Sat 28th February 2026
São Paulo’s Fossilization launched themselves to the top tier of death-doom with their debut He Whose Name Was Long Forgotten, an album that still gets common rotation on my stereo. Despite equally lavish praise on their follow up Leprous Daylight, it never really clicked with me. Their third album, out on the evergreen Everlasting Spew Records, therefore is approached with interest and hope.
Advent of Wounds returns them to the highest of regards I placed them in after their debut. They state a desire to bring in influences from the likes of Anathema, Paradise Lost and early Katatonia into their death metal and there are obvious lines drawn to the likes of Dead Congregation in the approach.
From the beginning they unleash hellish death-doom from another dimension, peeling off decaying riffs magnificently, rumbling along like an earthquake. They’re not afraid to mix up the pace so its not one long dirge – Disentombed and Reassembled by the Ages’s manic, death-grinding splurge leaves you breathless, before breaks into a glorious barraging riff, the slower ending a shimmering monster before returning to that deafening grind mania.
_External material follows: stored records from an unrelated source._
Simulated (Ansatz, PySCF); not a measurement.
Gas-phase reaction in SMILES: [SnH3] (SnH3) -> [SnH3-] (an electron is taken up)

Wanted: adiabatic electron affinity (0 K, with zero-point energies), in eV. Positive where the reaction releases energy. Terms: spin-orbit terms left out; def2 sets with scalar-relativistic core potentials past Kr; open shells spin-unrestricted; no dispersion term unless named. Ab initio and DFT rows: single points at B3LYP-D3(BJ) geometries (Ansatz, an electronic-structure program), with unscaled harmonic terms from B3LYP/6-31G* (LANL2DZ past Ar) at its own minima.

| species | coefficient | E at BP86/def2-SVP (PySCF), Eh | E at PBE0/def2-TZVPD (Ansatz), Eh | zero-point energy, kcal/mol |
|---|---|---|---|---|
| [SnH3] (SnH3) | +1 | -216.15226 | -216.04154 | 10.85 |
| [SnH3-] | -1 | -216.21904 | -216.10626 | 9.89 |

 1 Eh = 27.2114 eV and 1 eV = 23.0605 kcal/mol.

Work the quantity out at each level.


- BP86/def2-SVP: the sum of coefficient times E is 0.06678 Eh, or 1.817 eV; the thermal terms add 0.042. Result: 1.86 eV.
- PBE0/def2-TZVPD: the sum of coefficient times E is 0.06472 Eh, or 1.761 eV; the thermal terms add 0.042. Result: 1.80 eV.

It is in the death-doom stodginess that they excel though and there’s plenty of it. Take the wild storm of rabid guitars on Terrestrial Mold, tempestuously whipped into a frenzy. Or the stop-start discordance of Scalded by His Sacred Halo and its mechanical churn that somehow still sounds completely organic in a putrid gloopy way, evolving into a wonderfully alive beast, it is death-doom grime given life.
Fossilization reclaim their crown, if they ever lost it, a band who understand the swampy, stodgy nature of the sound and create this monstrous sound in their churn.